Commissioners Lee and Crenshaw dissented:

“the majority proposes a pilot program that would create an exemption for the issuance of equity compensation to a newly defined category of workers: so-called internet “platform workers.” Unfortunately we cannot support this proposal because there is no sound policy justification for singling out a subtype of alternative workers for this exemption – those who provide services through internet- or technology-based platforms … The Proposing Release discusses the “gig” economy generally and explains that the proposal is meant to accommodate this evolving feature of our employment landscape. But the data cited in support of this proposition is broadly inclusive of all manner of alternative work arrangements, discussing independent contractors, freelancers, temporary help agency workers, on-call workers, contract workers, and other types of informal paid activities. These various types of alternative workers have been a feature of our economy for a long time. The category proposed for this exemption, however, singles out platform workers, a narrowly defined sub-category of alternative workers.”

The proposal will be posted for comment for 60 days following its publication on the Federal Register. The Fact Sheet is republished below.

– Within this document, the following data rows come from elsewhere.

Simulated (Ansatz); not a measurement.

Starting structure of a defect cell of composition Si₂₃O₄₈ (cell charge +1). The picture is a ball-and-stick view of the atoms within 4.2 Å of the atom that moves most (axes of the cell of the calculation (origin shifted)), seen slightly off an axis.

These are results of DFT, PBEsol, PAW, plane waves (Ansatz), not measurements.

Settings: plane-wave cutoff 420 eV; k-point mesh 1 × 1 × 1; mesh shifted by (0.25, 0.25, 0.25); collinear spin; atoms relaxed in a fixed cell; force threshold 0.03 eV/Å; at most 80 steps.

The actual document may be downloaded here.

Modernization of Rules and Forms for Compensatory Securities Offerings and Sales
November 24, 2020

The Securities and Exchange Commission today proposed amendments to Rule 701 under the Securities Act of 1933, which provides an exemption from registration for securities issued by non-reporting issuers pursuant to compensatory arrangements, and Form S-8, the Securities Act registration statement for compensatory offerings by reporting issuers.


In July 2018, in coordination with adopting final amendments to Rule 701 consistent with congressional direction, the Commission issued a concept release that solicited public comment on possible ways to modernize the Rule 701 exemption and the relationship between the exemption and Form S-8, given the significant evolution that has taken place both in the types of compensatory offerings issuers make and the composition of the workforce since the Commission last substantively amended these regulations.  Informed by comment letters received in response to the concept release, the Commission’s proposed amendments are designed to modernize the framework for compensatory securities offerings, consistent with investor protection.


With respect to Rule 701, the proposed amendments would:

    • Revise the additional disclosure requirements for Rule 701 exempt transactions exceeding $10 million, including how the disclosure threshold applies, the type of financial disclosure required, and the frequency with which it must be updated;
    • Revise the time at which such disclosure is required to be delivered for derivative securities that do not involve a decision by the recipient to exercise or convert in specified circumstances where such derivative securities are granted to new hires;
    • Raise two of the three alternative regulatory ceilings that cap the overall amount of securities that a non-reporting issuer may sell pursuant to the exemption during any consecutive 12-month period; and
    • Make the exemption available for offers and sales of securities under a written compensatory benefit plan established by the issuer’s subsidiaries, whether or not majority-owned.

With respect to Form S-8, the proposed amendments would:

    • Implement improvements and clarifications to simplify registration on the form, including:
      • Clarifying the ability to add multiple plans to a single Form S-8;
      • Clarifying the ability to allocate securities among multiple incentive plans on a single Form S-8; and
      • Permitting the addition of securities or classes of securities by automatically effective post-effective amendment.
    • Implement improvements to simplify share counting and fee payments on the form, including:
      • Requiring the registration of an aggregate offering amount of securities for defined contribution plans;
      • Implementing a new fee payment method for registration of offers and sales pursuant to defined contribution plans; and
      • Conforming Form S-8 instructions with current IRS plan review practices.
    • Revise Item 1(f) of Form S-8 to eliminate the requirement to describe the tax effects of plan participation on the issuer.

With respect to both Rule 701 and Form S-8, the proposals would:

    • Extend consultant and advisor eligibility to entities meeting specified ownership criteria designed to link the securities to the performance of services; and
    • Expand eligibility for former employees to specified post-termination grants and former employees of acquired entities.